Aerospace engineering technicians work on the design, manufacture and operation of aircraft, missiles, satellites and space vehicles. Some may be specialist engineering technicians building and maintaining aircraft systems and components such as the fuselage, wings, engines, landing gear, brakes, flying controls and environmental systems. Others may be electrical or electronics technicians installing and testing electrical and electronic systems used in navigation, communications and flight control.
Technicians may specialise in:
Airframes - the construction and maintenance of fuselages.
Hydraulics - the operation of aircraft controls, ailerons, elevators and undercarriages.
Engines - piston or gas turbine engines.
Fuel - storage and the use of specialist fuels.
Pneumatics - air compression used in jet engines and in aircraft controls.
Avionics - electrical and communication systems.
Materials and structures - investigating and testing new and existing materials for airframes and components.

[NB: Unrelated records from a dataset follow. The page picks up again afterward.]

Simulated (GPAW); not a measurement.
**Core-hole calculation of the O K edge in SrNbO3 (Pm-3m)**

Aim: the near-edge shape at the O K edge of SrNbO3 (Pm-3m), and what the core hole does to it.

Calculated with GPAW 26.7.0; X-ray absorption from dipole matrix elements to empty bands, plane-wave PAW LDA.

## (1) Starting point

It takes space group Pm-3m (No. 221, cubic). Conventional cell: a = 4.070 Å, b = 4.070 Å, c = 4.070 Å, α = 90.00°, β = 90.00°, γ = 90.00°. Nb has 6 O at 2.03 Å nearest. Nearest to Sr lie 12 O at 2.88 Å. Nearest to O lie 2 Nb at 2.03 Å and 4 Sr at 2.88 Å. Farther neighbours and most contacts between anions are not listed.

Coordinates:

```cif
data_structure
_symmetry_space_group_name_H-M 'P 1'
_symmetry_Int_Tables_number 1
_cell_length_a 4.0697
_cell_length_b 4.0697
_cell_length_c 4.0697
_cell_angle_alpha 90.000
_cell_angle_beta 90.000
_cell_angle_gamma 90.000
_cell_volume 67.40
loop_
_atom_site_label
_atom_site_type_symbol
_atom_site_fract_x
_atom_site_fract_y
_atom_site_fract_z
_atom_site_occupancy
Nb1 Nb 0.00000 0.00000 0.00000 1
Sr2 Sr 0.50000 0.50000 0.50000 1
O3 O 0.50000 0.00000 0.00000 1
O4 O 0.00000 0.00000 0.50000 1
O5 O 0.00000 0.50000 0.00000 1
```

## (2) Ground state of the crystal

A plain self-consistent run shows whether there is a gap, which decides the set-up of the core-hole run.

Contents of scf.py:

The work of an aerospace engineering technician involves one of four different areas:
Engineering technicians working in research aim to find new and innovative ways of doing things. They have to solve complex engineering problems caused by weight, altitude, temperature and engine performance, and they are particularly concerned with reducing the environmental impact of air travel.
Design involves turning ideas into plans for producing new aircraft or to improve existing aircraft. This can range from producing plans for a single component to a whole aircraft engine. Aerospace technicians use computer-aided design (CAD) systems to help produce and test their designs.
Manufacture involves producing, modifying and assembling the components that make-up aircraft, missiles or satellites.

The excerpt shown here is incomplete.